But by the close of that first season, more than a dozen staffers had left and three high-profile board members, including Brustein, had resigned. A small but vocal band of critics began raising their voices, protesting the new director’s approach. Former ART actor Will LeBow wrote an open letter comparing Paulus’s first season to “a drug like cocaine.” Eileen McDonagh and Bob Davoli, who left the ART’s advisory board and board of trustees, respectively, reacted as if Paulus had turned the theater into a brothel, pronouncing how offensive and smutty they found her approach. “The problem as we see it is that you are destroying the heritage of the ART,” they wrote in a letter to Paulus, “by making it into something completely different—a place to preview musicals heading for Broadway, musicals in general, and sensory-saturated productions generating visceral experiences that often include pandering to sexual appetites.”

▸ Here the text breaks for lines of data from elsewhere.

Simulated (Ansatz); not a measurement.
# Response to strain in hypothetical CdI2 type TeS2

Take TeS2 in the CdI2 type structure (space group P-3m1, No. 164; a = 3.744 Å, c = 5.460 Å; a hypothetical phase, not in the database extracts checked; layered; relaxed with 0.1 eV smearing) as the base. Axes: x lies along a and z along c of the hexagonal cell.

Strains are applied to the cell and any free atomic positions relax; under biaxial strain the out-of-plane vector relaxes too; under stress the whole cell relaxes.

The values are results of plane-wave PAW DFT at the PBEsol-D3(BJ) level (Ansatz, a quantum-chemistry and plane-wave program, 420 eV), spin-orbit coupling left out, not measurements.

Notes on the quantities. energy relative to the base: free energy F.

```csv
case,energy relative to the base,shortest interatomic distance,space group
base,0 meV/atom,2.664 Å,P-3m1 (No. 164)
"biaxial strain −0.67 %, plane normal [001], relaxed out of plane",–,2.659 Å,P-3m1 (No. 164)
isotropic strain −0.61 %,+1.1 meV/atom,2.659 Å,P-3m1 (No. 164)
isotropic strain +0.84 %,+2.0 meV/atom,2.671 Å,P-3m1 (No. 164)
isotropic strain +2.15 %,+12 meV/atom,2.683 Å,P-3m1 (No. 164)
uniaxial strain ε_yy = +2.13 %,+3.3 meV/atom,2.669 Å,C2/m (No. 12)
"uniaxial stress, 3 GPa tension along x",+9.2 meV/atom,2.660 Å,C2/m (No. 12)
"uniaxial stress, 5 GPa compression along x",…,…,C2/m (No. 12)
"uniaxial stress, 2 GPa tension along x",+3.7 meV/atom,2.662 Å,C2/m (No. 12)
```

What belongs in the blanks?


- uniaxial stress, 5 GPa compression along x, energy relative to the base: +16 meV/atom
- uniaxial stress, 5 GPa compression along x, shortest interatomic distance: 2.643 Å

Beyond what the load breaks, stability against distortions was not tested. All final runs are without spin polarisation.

To the patrician departed who view music and sex as threats to their theater, Paulus says she simply wants to mirror the world we live in, creating dynamic interactions that deliberately dissolve the fourth wall and muddy the line between performer and spectator. She’d honed this attitude as a student at Harvard, where she examined the Living Theater—Julian Beck’s and Judith Malina’s influential company, which used spectacle and extreme forms of audience involvement as a means to confront complacency and spark social change.
Woodruff declined to be interviewed for this story, and Brustein, a senior research fellow at Harvard who has remained largely silent on the subject, offers a diplomatic assessment. “Diane Paulus has been a mesmerizing leader of the ART, and has created a number of really memorable productions,” he says. “I personally would have preferred less emphasis on pre-Broadway musical tryouts, and more on resident company work, but that’s a tempera mental difference.”